Climate Change and Human Behavior (Cambridge University Press, 2022) maps out how hotter temperatures and more frequent and severe weather events can directly and indirectly alter the way people think and interact with others.
Leaning on decades of previous research, the authors demonstrate how these impacts at the individual and group levels can escalate to political unrest, civil war, and other forms of violence. They say proactively addressing these challenges now could help buffer some of the long-term costs in the future.
“One of our goals with this book was to outline some of the human costs that are on our doorstep and how core psychological concepts can be used to reduce both the amount of global warming and human violence problems that arise from the climate crisis,” says Iowa State University psychology professor Craig A. Anderson, who wrote the book with Andreas Miles-Novelo, a psychology graduate student.
The authors explain high temperatures cause the brain to divert resources to other parts of the body in an effort to cool down. When this happens, areas of the brain are not running at full capacity, making it harder for someone to process new information, manage emotions, and control impulses. People who are hot also perceive other people as behaving aggressively, which increases the odds of hostile confrontations.
“Heat stress primes people to act more aggressively,” says Anderson. “We can see this play out on a larger scale across geographic regions and over time.”
The authors consistently found that hotter regions in the US and around the world have higher rates of violent crime, even when controlling for other risk factors like poverty and age distribution. Previous research, much of it led by Anderson, also showed a strong connection between hotter stretches of time and violence; murder, rape, and assault rates in the US were higher during hotter days, months, seasons, and years.
The book points to a robust body of developmental research that shows poor pre- and post-natal nutrition is a predictor of being convicted of violent crime as an adult. Stress throughout childhood (e.g., living in poverty or in a violent neighborhood, family separation, economic and housing instability, displacement) also can cause adverse cognitive and emotional outcomes and increase risk factors for violence-prone behaviors.
“What struck me when I really started delving into this a decade or so ago was how many of the risk factors for adulthood violence are going to become much more common as a result of rapid climate change,” says Anderson.
As the climate crisis causes more extreme and frequent droughts, wildfires, floods, and hurricanes, the authors explain, people around the world will be at higher risk of hunger and malnutrition, economic instability, and poverty. This can drive mass migrations to areas with more resources (e.g., better grazing land, cities with more jobs), which can lead to real (or perceived) competition over resources.

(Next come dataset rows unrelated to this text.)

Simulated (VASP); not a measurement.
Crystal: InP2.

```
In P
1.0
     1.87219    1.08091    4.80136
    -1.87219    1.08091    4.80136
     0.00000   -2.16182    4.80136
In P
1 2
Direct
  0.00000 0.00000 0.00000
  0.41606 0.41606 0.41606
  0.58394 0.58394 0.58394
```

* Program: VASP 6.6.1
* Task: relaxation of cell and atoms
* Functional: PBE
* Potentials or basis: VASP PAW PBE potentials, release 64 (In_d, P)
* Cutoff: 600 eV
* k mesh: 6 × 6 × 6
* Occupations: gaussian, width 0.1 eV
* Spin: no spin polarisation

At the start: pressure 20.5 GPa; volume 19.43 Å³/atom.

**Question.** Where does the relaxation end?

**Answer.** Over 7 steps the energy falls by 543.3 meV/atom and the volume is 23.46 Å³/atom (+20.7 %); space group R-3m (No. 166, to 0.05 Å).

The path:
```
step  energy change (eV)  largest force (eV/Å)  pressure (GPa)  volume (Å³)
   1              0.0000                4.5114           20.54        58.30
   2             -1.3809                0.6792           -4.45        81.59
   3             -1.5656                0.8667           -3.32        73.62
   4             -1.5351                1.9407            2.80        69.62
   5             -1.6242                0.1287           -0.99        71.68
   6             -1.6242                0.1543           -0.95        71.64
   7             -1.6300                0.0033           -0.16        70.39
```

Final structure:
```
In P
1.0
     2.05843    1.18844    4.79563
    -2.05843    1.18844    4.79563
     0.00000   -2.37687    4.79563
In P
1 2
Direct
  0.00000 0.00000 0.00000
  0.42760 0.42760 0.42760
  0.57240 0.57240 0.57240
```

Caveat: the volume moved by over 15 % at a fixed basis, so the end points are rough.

“This is a little oversimplified, but the civil war in Syria started with an extreme drought. A large proportion of the rural population moved to cities in search of jobs, food, and water, but an already unstable government did not prepare for the influx of people, which led to competition over resources like jobs and housing, spurring political unrest and eventual civil war,” says Miles-Novelo.
Miles-Novelo adds that the violence in Syria then led to massive migration to Europe, which fueled anti-immigration movements in places like Germany and the United Kingdom.
The authors emphasize that no matter how bleak the future may seem, there are solutions to mitigate the impacts of climate change. They say one of the first steps should be changing the narrative around climate change. Scientists, politicians, and media outlets, the authors argue, should help people understand the causal link between rapid global warming and the threats people experience in their daily lives (e.g., poverty, crime) rather than debate whether climate change is real.
Another important step is shifting some of the burden from individuals to governments and corporations. The authors included a reference to a 2017 report from the Carbon Majors Database that detailed how 100 corporations contributed 71% of the global greenhouse gas emissions. Anderson and Miles-Novelo say tackling emissions at this higher level is a more efficient way to minimize climate change than merely expecting individuals to solve the problem on their own.
The authors say other examples of proactive responses that can lessen the impacts of climate change on individuals and communities include bolstering programs that support pre-natal and post-natal nutrition, which can help offset some of the risk factors for violence-prone adults.
Anderson adds that more countries, especially those with substantial resources, need to start planning for hundreds of millions—if not billions—of people who will be migrating due to environmental disasters or political unrest.
“There are issues we’re going to have to take more seriously in the US and worldwide as climate change pushes more eco-migration. The problems that we’re seeing now are relatively small compared to what’s going to happen in the next 50 years,” says Anderson.
Anderson says governments and international organizations need to start preparing for eco-migrations in a positive way that integrates people into communities where they can live sustainably and makes use of their talents, skills, and aspirations to benefit the community as well as their own families.